The exponential growth of mobile Internet usages calls for a novel Cloud computing and resource provisioning solution to offload access networks, which need to be geographically distributed and temporally adaptive. In this project, we aim at defining adequate solutions to capture mobility patterns, correlating mobility with usages for a mobile Cloud offloading architecture for telecom networks. This solution requires a reliable estimation of mobility and usages metrics for adaptive Cloud distribution and resource allocation. Indeed, the network efficiency might be very positively affected if selected Cloud servers could be proactively distributed close to identifiable rendezvous points regularly approached by masses of users, or along geolocated consumption flows adaptively determined. Cloud services can largely profit from such a distributed access: by hosting resources out of the user terminal, they enable remote processing and storage of personal data. Mobile equipment has notably limited computing and energy resources, and the presence of close-enough Cloud virtual machines and their adaptive migration along users’ displacements can allow computation offloading, grant important battery energy savings, while guaranteeing connection resiliency.

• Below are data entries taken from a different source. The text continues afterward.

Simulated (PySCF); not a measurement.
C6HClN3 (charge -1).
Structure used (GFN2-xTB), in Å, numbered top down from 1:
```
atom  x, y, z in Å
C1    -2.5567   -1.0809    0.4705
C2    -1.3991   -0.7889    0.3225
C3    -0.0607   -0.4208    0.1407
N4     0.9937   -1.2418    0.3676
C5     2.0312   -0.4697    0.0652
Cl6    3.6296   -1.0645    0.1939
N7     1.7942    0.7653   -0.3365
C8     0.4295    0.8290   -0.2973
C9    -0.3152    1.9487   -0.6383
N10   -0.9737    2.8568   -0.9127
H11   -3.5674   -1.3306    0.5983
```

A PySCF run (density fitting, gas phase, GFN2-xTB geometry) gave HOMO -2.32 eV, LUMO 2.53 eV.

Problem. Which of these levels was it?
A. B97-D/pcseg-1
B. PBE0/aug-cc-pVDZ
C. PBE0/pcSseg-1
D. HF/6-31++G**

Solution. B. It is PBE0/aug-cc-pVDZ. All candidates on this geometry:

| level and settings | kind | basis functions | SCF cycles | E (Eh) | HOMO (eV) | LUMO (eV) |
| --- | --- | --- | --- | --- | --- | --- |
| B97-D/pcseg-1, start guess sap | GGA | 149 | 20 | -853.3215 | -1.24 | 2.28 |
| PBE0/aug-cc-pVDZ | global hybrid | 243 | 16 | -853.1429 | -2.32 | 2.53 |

The ABCD project proposes a dynamic evaluation of the users’ mobility and content consumption that can be then leveraged for a proactive engineering of the Cloud instances close to the identified access points. Specifically, we envision: (i) a distributed behavioral classification method for predicting jointly user macro-mobility and usages with an acceptable accuracy, (ii) a method to estimate the volume of users per access point over time, their behavioral typology and their usage typology (accessed services), (iii) the definition of mobile Cloud networking protocols jointly managing user and machine mobility to transparently migrate virtual machines to the places where users are. These procedures are not currently deployed in access networks, but the current trend and technology context suggests that it is just a matter of time. It is therefore of paramount importance to position our research effort in this direction to contribute to present advances in technologies.

Outcome of the project could enhance the current understanding of access network user mobility, create patents as well as synergies with the EIT KIC ICT-Labs and the FP7 IRSES MobileCloud project.